To flip it on the other side is when we get a new retained search for the client, we help build the job description with them, we set their expectations. But then we create what we call an acid test, which is the three to six key criteria that a candidate must have in order to be qualified for the role. Those criteria are things that we can get companies to base examples on to be able to provide back to our client.
But then behind the scenes we also have to have the lens of understanding our client and their culture to be able to say, ok, these are the hard skills. These are the hard examples that these people need to have in order to be qualified. But then do we see any other nuances in their style or personality that are going to either align or not align with our client’s values?
Brandon: I was browsing your website before we hopped on today and I ran across a blog post that you have about LinkedIn endorsements. And you actually kind of confirmed what I already thought about the endorsements feature. Can you share with listeners what you claim as the truth about LinkedIn endorsements and how recruiters actually kind of see those in the profile?
Matt: There really isn’t much value to them. Any given day, LinkedIn serves me up a number of people that they are looking for me to endorse with keywords and areas that are appropriate. Basically, the endorsements are used as part of different keywords to help build the SEO of candidates’ profiles and they are not a true representation. There is a huge difference between a true reference of a candidate than the endorsements on LinkedIn. They really have very little value or stock in terms of building that individual’s credibility.
Brandon: Going back to your comment earlier about how LinkedIn isn’t the end all be all and that some highly skilled people, executives, aren’t even on LinkedIn. How are you finding those people and are they finding you organically or are you sort of plucking them from some other place?

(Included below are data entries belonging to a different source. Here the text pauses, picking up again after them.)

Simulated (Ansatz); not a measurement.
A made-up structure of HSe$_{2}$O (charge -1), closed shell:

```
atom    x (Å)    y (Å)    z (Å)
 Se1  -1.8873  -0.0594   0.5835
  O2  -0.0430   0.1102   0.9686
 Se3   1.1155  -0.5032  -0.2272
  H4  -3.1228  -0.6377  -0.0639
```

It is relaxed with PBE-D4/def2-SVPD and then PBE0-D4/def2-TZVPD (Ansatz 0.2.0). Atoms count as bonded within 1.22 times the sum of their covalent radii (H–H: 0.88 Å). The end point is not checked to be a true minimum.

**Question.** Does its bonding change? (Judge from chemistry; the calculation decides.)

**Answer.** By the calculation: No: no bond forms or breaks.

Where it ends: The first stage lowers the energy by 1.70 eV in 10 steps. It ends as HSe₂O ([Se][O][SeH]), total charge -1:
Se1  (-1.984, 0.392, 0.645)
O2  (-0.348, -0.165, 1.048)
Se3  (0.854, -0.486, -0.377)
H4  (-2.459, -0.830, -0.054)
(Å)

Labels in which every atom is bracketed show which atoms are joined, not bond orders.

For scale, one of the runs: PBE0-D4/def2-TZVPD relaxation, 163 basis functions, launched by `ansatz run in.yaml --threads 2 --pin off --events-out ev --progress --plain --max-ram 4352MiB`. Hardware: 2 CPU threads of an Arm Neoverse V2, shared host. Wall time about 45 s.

Matt: That’s a great question. If people are talented, they’re known. There is something about them. Seth Godin says it best, someone may not be famous but they’re famous to the family or within the world that they’re in, they’re famous, right? These people could be speakers at conferences, they could have a podcast or a blog, they may publish whitepapers in their areas of expertise. These are all things that we look for beyond just finding them on LinkedIn. They could be award-winners, whatever their area of specialty is, there’s often some sort of an award program where these people are recognized at some point in their career. Once we find that initial nugget, we will then dig deeper to search them out and figure out where they are today and go pursue them based on our understanding of their background.
Brandon: What are some of the skillsets for leaders that are in just high demand right now?
Matt: So, we are seeing a huge influx of people needed in the big data and artificial intelligence arena.
Brandon: Yeah, yeah. I thought you’d say that.
Matt: That has been game-changing. The most sophisticated clients know they need to utilize data, they need to get deeper in terms of personalization and content curation on their websites, security and fraud protection is at the forefront of everyone’s mind. Utilizing all of the insight that they have from every customer contact whether it’s call center or whether it’s retail, whether it’s knowledge-based, whatever it may be, those are all opportunities to gather data and create product improvements or process improvements for their organizations. So definitely one.
Brandon: Safe to say it’s always technology relate at some level.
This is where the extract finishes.